Wednesday, 25 July 2018

Culture

This was a scene from Wildwork's wonderful production of 100: Unearth, which I was fortunate enough to see at Heligan Gardens last week.
It celebrated 100 years since the end of the First World War, and those from the parishes around Heligan returning from fighting (those that did) but also encompassed the Greek tragedy of Orpheus and Eurydice to emphasise the loss and tragedy of war. Having said that, there were some incredibly funny parts, such as the part above, where all the 'nurses' from the Underworld were helping to prepare for a heart operation.

What was unusual was that it was a walk around show - we walked from one set to another all round the gardens which, for me, added to the enjoyment, though not everyone thought the same. There was also a tremendous band that accompanied the performers, the sets were incredible, and all in all, it was a unique experience that I shall never forget.

In complete contrast, last night I went to see Mamma Mia 2 with a group of friends from singing. Having enjoyed the first film so much, and seen it I don't know how many times, I was pretty sure I'd enjoy it, despite some rather lukewarm reviews. And it didn't disappoint. From the first scene, we were off - there wasn't really much plot but it didn't matter - we were swept along by the terrific numbers, the choreography and the sheer joy of it all. We sat with our drinks and snacks, wept (in my case), sang loudly and laughed and suddenly two hours had gone. I was very much in need of being cheered up, and it certainly did that.
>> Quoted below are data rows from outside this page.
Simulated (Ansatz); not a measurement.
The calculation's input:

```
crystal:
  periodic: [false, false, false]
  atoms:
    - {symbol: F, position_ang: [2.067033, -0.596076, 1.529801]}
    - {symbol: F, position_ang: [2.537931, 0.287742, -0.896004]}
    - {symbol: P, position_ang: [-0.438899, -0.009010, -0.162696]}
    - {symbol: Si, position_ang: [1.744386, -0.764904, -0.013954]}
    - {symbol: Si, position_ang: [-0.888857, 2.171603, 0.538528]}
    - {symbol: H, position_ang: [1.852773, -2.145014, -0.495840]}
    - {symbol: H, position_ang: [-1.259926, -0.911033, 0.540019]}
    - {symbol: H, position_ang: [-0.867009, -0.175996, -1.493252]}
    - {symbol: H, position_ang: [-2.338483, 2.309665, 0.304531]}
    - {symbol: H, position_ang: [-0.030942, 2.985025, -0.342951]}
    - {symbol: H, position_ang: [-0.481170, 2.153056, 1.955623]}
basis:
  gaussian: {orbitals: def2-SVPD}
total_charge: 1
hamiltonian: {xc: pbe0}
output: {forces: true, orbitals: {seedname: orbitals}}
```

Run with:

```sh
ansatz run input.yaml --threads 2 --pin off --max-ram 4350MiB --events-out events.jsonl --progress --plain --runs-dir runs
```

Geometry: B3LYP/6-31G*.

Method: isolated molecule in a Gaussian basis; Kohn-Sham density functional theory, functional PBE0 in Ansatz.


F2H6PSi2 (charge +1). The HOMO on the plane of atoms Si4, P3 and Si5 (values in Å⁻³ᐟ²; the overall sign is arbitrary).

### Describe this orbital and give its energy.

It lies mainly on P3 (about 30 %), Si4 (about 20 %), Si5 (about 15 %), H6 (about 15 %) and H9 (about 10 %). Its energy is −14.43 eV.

But it made me think about enjoyment of things - plays, films, music, whatever. I tend to go along and get absorbed into a performance, rather than analysing them. I suppose the downside could be that I might miss things - the deeper meanings or whatever - but the upside is that I am rarely disappointed. I have been raving about both productions, whereas not everyone I know thought the same.

A friend of mine said recently, "Keep your hopes high and your expectations low." A hard balance to find - but in this instance, I used another friend's motto which is, "Go with the flow". And that certainly worked.